Discussion Search Result: devotion - released
Bible PCARR Notes MyPad Featured RealGod MyJournal

May4 @ @ rRandyP comments: mFaithOfJesus kjv@Mark:1:35-39 ALL MEN SEEK THEE - Peter leads a group of people in the pre-dawn outside Capernaum. Fame is spreading quickly and the opportunities of the new day are invigorating/intoxicating, perhaps keeping them awake; except for one thing, Jesus their miracle man is missing. There will be a great swell of people coming in from everywhere in the coming hours. People will want to be healed. People will want to be released from demons. People will want a political/religious uprising. People will want to witness miracles, but, will they want to believe in Jesus as the Son of Man? Sure all men would seek after Him, they seek after still today, what is it however that they seek of Him. Peter seeks after Jesus. What are his motives? Good I am sure but, pure? What is best? It is Peters' house that they are staying at, it is his hometown, he doesn't have to leave his wife or his front door step and the lost sheep are coming to him. I am not accusing him nor trying to read his mind, just saying He is new at this fame and miracle thing and the excitement may cloud his judgment/expectations. And the anonymous others with him, are they following Jesus or Peter? Where do they finally find Him? Where Peter's mind is racing with the many opportunities Jesus' mind is settling in worship and supplication to the Father. The settled mind seeks God's holiness, His omniscience, His righteousness, His communion, and from that reverent position receives a peaceful confident heart and direction. The faith of our Lord is not in all the opportunities to use His powers that the others might see it is in the need to maintain those powers and opportunities under will of the Father where all such blessings come. Power makes for itself plenty of opportunities, the focus of prayer makes so that the right opportunity come to light.

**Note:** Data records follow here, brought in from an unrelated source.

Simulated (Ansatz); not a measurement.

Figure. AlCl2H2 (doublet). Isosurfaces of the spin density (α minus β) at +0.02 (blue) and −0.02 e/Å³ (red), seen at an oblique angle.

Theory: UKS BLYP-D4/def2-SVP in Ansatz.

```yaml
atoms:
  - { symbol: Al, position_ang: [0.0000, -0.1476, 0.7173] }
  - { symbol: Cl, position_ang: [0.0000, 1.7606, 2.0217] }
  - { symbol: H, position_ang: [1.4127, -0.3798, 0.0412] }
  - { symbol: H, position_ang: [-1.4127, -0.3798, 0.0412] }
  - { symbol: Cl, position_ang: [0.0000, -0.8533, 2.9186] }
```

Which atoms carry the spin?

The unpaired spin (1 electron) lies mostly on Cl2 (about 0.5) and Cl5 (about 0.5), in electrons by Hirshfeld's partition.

May28 @ @ rRandyP comments: mFaithOfJesus kjv@Mark:7:31-37 ASTONISHED BEYOND MEASURE - It is most astonishing that the deaf and impeded/mute can be healed. I guess that you'd actually have to be there to know absolutely that it was so. This case is probably of a person who spoke and heard at one time previous as they know how to speak once released. Jesus pulls the man aside though so that not many actually saw what He was going to do. Those that did see were told not to say anything about it. To me the proof these many years after is the fact that it could not be contained. Surely there are enough people that saw the before and after who even though they did not see it happening first hand had no other explanation left for it and thus were astonish and vocal about it. After all, how do you keep something like this silent, one minute he is verifiable deaf/mute judging by the reaction and the next healed and the only thing that happened in between is that Jesus pulled Him aside? So that without any words spoken anybody that knew the sequence of event was going to add it all up. Beyond measure is the other indicator to examine as there is very little that can compare to this; the blind seeing, a withered hand immediately made whole, raising of the dead. He must have charged them more than once because the more He did it the more they published it. So is this reverse psychology on His part? Or, is this something about human nature and His judgments that He is revealing to the discerning pupil? The faith of our Lord is aware of the ears and the eyes in the future that will believe or not believe based upon these written testimonies. Words are spread, interpretations corrupt, fables develop. It is important to the Gospel that Jesus makes mention of this even though the people there are going to do whatever they want with this. It is stated for the record, if not for their sake then for our sake. Anyone else speaking to another about this off record would be disobeying the Lord Almighty.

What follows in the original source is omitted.